This is the story of our grandmothers and great-grandmothers, only 90 years ago.

It wasn't until 1920 that American women were granted the right of suffrage.

The Suffragettes, the women who demanded the right to vote were innocent and defenseless, but they were jailed nonetheless for picketing the White House, carrying signs asking for the right to cast their ballots. And by the end of the night, they were barely alive. These were not the women who set fire to mailboxes and planted bombs. These were peaceful protesters.

Forty prison guards, wielding clubs with their warden's blessing, went on a rampage against the 33 women wrongly convicted of "obstructing sidewalk traffic."

They beat Lucy Burns, chained her hands to the cell bars above her head and left her hanging for the night, bleeding and gasping for air.

Lucy Burns

They hurled Dora Lewis into a dark cell, smashed her head against an iron bed and knocked her out cold. Her cellmate, Alice Cosu, thought Lewis was dead and suffered a heart attack.

Dora Lewis

Additional affidavits describe the guards grabbing, dragging, beating, choking, slamming, pinching, twisting and kicking the women.Thus unfolded the Night of Terror on Nov. 15, 1917, when the warden at the Occoquan Workhouse in Virginia ordered his guards to teach a lesson to the suffragists imprisoned there because they dared to picket Woodrow Wilson's White House for the right to vote.

For weeks, the women's only water came from a pail. Their food - all of it colourless slop - was infested with worms.
Alice Paul

When one of the leaders, Alice Paul, embarked on a hunger strike, they tied her to a chair, forced a tube down her throat and poured liquid into her until she vomited. She was tortured like this for weeks until word was smuggled out to the press.

So, refresh my memory. Some women won't vote this year because - why, exactly? We have carpool duties? We have to get to work? Our vote doesn't matter? It's raining?
Last week, I went to a sparsely attended screening of HBO's new movie "Iron Jawed Angels." It is a graphic depiction of the battle these women waged so that I could pull the curtain at the polling booth and have my say. I am ashamed to say I needed the reminder. All these years later, voter registration is still my passion. But the actual act of voting had become less personal for me, more rote. Frankly, voting often felt more like an obligation than a privilege. Sometimes it was inconvenient.

My friend Wendy, who is my age and studied women's history, saw the HBO movie, too, and said, "One thought kept coming back to me as I watched that movie. What would those women think of the way I use, or don't use, my right to vote? All of us take it for granted now, not just younger women, but those of us who did seek to learn."

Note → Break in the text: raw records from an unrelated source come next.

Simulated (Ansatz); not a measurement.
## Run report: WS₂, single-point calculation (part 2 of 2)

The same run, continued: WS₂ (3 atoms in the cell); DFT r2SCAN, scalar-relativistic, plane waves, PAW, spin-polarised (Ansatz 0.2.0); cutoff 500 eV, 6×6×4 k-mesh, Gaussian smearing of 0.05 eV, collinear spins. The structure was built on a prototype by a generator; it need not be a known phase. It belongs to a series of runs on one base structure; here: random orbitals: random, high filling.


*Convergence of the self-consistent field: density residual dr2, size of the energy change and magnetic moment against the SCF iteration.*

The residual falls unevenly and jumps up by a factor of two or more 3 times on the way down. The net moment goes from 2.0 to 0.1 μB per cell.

The right to vote, she said, had become valuable to her all over again. HBO released the movie on video and DVD . I wish all history, social studies and government teachers would include the movie in their curriculum. I want it shown on Bingo night, too, and anywhere else women gather. I realize this isn't our usual idea of socializing, but we are not voting in the numbers that we should be.

It is jarring to watch Woodrow Wilson and his cronies try to persuade a psychiatrist to declare Alice Paul insane so that she could be permanently institutionalized. And it is inspiring to watch the doctor refuse. Alice Paul was strong, he said, and brave. That didn't make her crazy.

The doctor admonished the men: "Courage in women is often mistaken for insanity."

Please, if you are so inclined, pass this on to all the women you know. We need to get out and vote and use this right that was fought so hard for by these very courageous women.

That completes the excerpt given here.